Then, in April 2009, everything changed. That's when lidar came to Caracol. Lidar stands for "light detection and ranging." It's a method of using lasers to create a map. And it revealed this part of the world in a whole new light.

For five days, a small Cessna airplane buzzed over Caracol and the surrounding region. Onboard, a device fired laser pulses at the ground. And not just a few: This machine sent billions of pulses streaming into the jungle. Some laser pulses vanished in the heavy tree cover. Many others bounced off leaves and returned to the plane. Still others reflected off of the ground or hidden stone structures. The lidar device recorded how long it took the echo of each pulse to return. The device used those bounce times to compute how far the light had traveled. In total, it recorded more than 4 billion measurements of the jungle terrain.

Back on the ground, computer programs turned those data into a detailed map of the site. The laser pulses revealed the contours of temples and other buildings, roadways and even terraced fields. It was as if lidar had peeled back the jungle to reveal much more of Caracol than anyone had seen since the Maya city went into decline more than 1,000 years ago.
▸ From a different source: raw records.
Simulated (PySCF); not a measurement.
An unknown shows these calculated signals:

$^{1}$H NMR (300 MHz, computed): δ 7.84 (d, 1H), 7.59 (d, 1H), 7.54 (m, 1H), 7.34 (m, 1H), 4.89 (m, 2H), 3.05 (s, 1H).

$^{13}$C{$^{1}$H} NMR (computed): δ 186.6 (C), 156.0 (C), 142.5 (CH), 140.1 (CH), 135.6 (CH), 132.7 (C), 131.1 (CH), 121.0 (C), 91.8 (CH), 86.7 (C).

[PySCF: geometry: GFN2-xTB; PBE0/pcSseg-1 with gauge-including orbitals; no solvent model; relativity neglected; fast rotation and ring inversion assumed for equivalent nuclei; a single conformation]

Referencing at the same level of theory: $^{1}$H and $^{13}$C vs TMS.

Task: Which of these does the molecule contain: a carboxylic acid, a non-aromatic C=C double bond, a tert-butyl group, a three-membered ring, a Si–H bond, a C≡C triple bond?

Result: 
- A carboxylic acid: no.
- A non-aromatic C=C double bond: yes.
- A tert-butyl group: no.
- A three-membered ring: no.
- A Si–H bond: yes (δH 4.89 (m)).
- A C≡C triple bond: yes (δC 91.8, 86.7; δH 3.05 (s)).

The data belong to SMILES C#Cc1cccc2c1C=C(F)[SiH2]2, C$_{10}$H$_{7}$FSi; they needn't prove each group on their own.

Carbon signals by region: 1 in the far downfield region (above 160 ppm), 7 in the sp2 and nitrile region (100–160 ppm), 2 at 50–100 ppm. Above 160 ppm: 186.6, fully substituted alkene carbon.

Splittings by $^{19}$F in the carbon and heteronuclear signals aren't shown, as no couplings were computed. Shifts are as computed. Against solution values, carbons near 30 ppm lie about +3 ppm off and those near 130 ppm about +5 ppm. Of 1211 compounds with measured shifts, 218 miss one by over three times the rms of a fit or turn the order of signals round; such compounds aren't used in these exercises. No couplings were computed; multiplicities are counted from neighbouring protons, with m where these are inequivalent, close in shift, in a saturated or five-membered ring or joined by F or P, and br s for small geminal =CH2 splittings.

Arlen Chase said that all at once he could "see" the jungle-covered ruins he and Diane had painstakingly charted over the decades. This map also turned up many other hidden archeological features. "I couldn't stop looking at it," he says. "It was mind-boggling."

From underground to outer space

Laser-built maps can reveal ruins hidden for centuries. And not only in Belize. Elsewhere around the world, lidar projects have been uncovering other hidden treasures. These observations are inspiring scientists to question what they thought they knew about how ancient civilizations lived.

Nor is archeology the only field getting a boost from lasers. Scientists use lidar anywhere a map might be useful, from high above Earth to deep below. Some experts have been charting clouds and gases in the atmosphere with lidar. Others have probed deep dark caves and the changing shapes of coastlines. The technology even has been used to map the surfaces of Mars, Mercury and the moon.

"There's no other way to collect this kind of data," says Andrew Fountain. A geologist at Portland State University in Oregon, Fountain has used lidar to map changes in ice-free deserts in Antarctica.

The strategy behind lidar is simple. Beam out a bunch of light pulses and record those that bounce back. The same idea underlies other sensing technologies, such as radar and sonar.

Radar devices emit invisible radio waves. Those waves that bounce back reveal the location or speed of distant objects. That is why police officers use radar guns to scout for speeders among passing cars.

Similarly, sonar devices emit sounds and listen for echoes. This method even works underwater, where sound travels farther than light or radio waves. Some animals have naturally developed a type of sonar. Both bats and dolphins can "see" in dim places by producing sounds and listening for echoes. This natural sonar is called echolocation.

In the 1970s, NASA missions used lidar to study Earth's atmosphere. In the early 21st century, the precision of laser mapping increased and its costs dropped. Early lidar instruments fired 3,000 pulses per second of one color. Newer ones emit 900,000 pulses per second and use multiple colors. Different colors of laser light penetrate or reflect off of materials differently. So multiple lidar beams could capture more information. For example, multiple-beam data might show the types of trees and other plants in a forest.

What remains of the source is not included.